In April, the U.S. military dropped its largest non-nuclear bomb, a MOAB — nicknamed “the mother of all bombs” — on a cave complex in one of Achin’s valleys, known as the Momand. It is unclear how many fighters, if any, were killed. The MOAB — which felt so forceful that “every ant in the valley must’ve died,” said one villager — was followed by weeks of airstrikes on compounds that ISIS-K fighters had held for two years.
On a recent trip up the valley, the bodies of at least four were still there, lying in fields overgrown with wild cannabis. The corpses were mostly just bones after months in the sun.
Over the past three years, ISIS-K has succeeded in carrying out ghastly attacks in both Afghanistan and Pakistan. But as Islamic State territory in Iraq and Syria is whittled away, coalition forces here are worried that Afghanistan’s notoriously ungovernable eastern provinces could become a safe haven for fleeing fighters and a new staging ground for attacks on the West.
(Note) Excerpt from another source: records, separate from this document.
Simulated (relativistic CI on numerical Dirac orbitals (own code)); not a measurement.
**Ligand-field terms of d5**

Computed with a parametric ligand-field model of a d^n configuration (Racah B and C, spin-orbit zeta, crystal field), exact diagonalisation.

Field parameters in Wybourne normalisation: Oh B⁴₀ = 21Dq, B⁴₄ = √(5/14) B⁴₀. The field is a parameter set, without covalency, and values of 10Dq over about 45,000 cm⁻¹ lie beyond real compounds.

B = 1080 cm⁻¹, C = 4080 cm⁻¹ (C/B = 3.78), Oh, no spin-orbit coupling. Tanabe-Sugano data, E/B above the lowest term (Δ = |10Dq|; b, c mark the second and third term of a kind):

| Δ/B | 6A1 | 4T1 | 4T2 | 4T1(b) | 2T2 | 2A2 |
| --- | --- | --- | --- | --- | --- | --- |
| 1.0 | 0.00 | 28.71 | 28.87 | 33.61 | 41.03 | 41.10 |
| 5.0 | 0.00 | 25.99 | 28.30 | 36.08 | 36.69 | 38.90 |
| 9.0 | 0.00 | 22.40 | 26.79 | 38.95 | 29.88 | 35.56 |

“We believe that ISIS-K is not currently able to launch attacks because they are essentially being hunted,” said Capt. William Salvin, spokesperson for the U.S. military here. But he did not refute the assessment of a local Afghan intelligence officer in Achin, who spoke on condition of anonymity because he was not authorized to speak to the media: In terms of numbers, ISIS-K has not been severely reduced. The battle is looking more like one of attrition.
While the Pentagon maintains that ISIS-K is down to about 1,000 fighters across Afghanistan, from a high of 2,500 in 2015, the Afghan intelligence officer surmised that there were more than 1,000 in Achin district alone.